Shortly after Earl came to Sound Transit as chief operating officer in 2000, questions about the agency's ability to manage the Seattle area's first light rail line grew into a crisis. State lawmakers complained about the transit agency, federal transportation officials launched a two-year audit and pulled back on a big financial commitment, and congressional leaders demanded officials come to D.C. to answer their questions. It was a crisis that might have spun into a death spiral.

As Sound Transit’s then-CEO and a host of other executives left under fire, the board turned to Earl in 2001, just months after her arrival, and asked her to take the helm. Within the agency, officials recall, she maintained morale, bucked up faith in value of rail transit and demanded much more careful staff work on budget, construction plans and costs. She went public with bad news, issuing sharply revised construction schedules, admitting that the agency could only complete some two-thirds of the rail work it had promised voters in 1996. And she said the limited work would cost more and take longer.

Figuring out the changes and making them work was no small task. "It was so intense," she would later say in an interview with WSU's magazine. "I went for five months without a day off. I had some 24 hour days in there where I just called my husband and he brought me some clothes. I look back now and I don’t know physically how some of us got through it. It was just adrenaline and fear."

By the middle of 2003, the U.S. Department of Transportation's inspector general had given the agency a clean bill of financial and management health, clearing the way for granting a half-billion dollars in federal aid.

It was a remarkable turnaround that was enabled, say those who know her, by her abilities to deal with finances, dig into a situation honestly (a favorite Earl saying around Sound Transit remains, “Optimism is not our friend”) and work well with people in the general public, political life and within the organization. But if people didn't deliver on their work commitments, she would let them know, and be prepared to fire them if it happened again. And she could be just as tough externally in protecting Sound Transit's commitments and finances, refusing, for instance, to add amenities sought by politicians for their neighborhoods.

Says her boss in Snohomish, former County Executive Bob Drewel, "Joni is just one of those remarkable public servants that actually believes and practices that she is working for the taxpayer."

And she built a team with similar values that helped guide the first light rail project to completion on time and under the estimates of the revised budget — something that seems to be happening again with work on the University Link project.

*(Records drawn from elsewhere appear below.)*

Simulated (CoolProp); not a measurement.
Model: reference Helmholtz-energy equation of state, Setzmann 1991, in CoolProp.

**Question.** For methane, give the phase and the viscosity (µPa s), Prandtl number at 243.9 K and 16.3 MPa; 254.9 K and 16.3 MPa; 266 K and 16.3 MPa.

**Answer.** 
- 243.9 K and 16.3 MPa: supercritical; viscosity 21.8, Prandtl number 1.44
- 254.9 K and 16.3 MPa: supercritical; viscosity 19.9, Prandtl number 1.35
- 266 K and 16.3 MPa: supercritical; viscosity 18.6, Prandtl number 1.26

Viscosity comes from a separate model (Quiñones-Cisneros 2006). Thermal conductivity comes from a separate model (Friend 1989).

In an email this week, King County Executive and Sound Transit Board Chair Dow Constantine, said, "Joni Earl is the primary force behind light rail in Puget Sound. With her vision, her tenacity, and her diplomacy, she got Sound Transit out of the starting gate and on track, on budget, and delivering."

Earl would say later that her job was made easier by the fact that, while she was on the spot with the media and powerful politicians, at least she was seen as cleaning up after earlier mistakes.

Be that as it may, she came through, not just surviving but also building a better future for the region.